The design phase defines the scope and goals of the decision-making process and identifies key stakeholders. The second phase involves analyzing how well each option could accomplish to the objectives. The third phase involves picking a preferred option and communicating the basis for the decision. The fourth phase entails analyzing how well each option performs with respect to the established objectives by using leading practices and setting up systems to monitor implementation.

Such a framework is lacking at the Energy Department, but it is needed because the agency accounts for more than 80% of the federal government’s $577 billion in 2018 environmental liability, the GAO said. Based on 2018 figures, the DOE nuclear cleanup office has an environmental liability of $377 billion, which the GAO noted is 40% more than the prior-year estimate of $268 billion.
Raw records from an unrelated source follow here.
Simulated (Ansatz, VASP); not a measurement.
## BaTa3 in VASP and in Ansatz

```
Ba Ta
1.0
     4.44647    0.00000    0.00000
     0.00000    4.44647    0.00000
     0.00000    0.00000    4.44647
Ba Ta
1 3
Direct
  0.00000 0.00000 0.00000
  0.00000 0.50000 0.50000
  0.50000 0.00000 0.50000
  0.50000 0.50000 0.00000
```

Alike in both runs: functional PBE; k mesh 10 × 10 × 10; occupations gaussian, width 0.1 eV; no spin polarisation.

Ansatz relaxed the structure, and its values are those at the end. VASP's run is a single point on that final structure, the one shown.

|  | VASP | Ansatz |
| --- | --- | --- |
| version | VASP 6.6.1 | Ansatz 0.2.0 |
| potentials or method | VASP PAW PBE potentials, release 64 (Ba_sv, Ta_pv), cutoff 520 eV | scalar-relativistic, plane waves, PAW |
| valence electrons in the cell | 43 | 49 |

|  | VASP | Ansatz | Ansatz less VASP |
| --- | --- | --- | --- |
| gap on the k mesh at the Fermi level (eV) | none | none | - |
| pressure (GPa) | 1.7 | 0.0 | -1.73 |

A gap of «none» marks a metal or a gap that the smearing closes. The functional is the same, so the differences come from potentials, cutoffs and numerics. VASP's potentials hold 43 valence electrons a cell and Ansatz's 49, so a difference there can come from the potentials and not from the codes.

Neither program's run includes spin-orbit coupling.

Energy Department officials cite a variety of reasons for the rise, including mounting year-to-year costs of temporarily storing radioactive waste until it goes to a permanent disposal site; unplanned events, such as the May 2017 partial collapse of a waste-storage tunnel at the Hanford Site in Washington state; and the discovery of previously undocumented hazards at Cold War sites.

Drafting a policy to focus more on the highest-risk remediation projects would be most effective in curbing liability, the GAO said.

A 2017 DOE cleanup policy specifies who in the organizational chart is authorized to make decisions on remediation, but does not spell out how the agency can make its decisions more risk-based, its report says. The GAO wants the agency to fix this shortcoming.

The Energy Department has a risk management guide, but it mainly focuses on risks to a project rather than hazards to human health and the environment, the GAO said.

While most Energy Department Office of Environmental Management sites are regulated by either the 1980 Comprehensive Environmental Response, Compensation, and Liability Act (CERCLA) or the 1976 Resource Conservation and Recovery Act (RCRA), the agency lacks a policy on how to comply with those laws in a risk-informed way, GAO said.

The GAO recommended the energy secretary instruct the Office of Environmental Management to modify its 2017 cleanup policy in order to include basic risk-informed decision-making. The nuclear cleanup office should also develop a risk-based program management plan.

In his formal reply, included in the GAO document, DOE Senior Adviser for Environmental Management William (Ike) White said the department agrees in principle that a risk-informed approach is appropriate for remediation decisions. Risk is already a key factor in remediation planning under both CERCLA and RCRA, White added.

In addition, the Office of Environmental Management “recently reinvigorated efforts” to incorporate risk in its policy in a more consistent manner, White said. The updated policy documents recommended by GAO should be ready by Jan. 31, 2020, he wrote.

“This report makes clear that DOE must incorporate risk-informed decision-making in order to strengthen its cleanup program to protect communities and taxpayer dollars,” said a trio of congressional Republicans who requested the GAO study. Reps. Greg Walden (R-Ore.), John Shimkus (R-Ill.), and Fred Upton (R-Mich.) said in a joint statement they encourage DOE to implement the recommendations outlined in the GAO report.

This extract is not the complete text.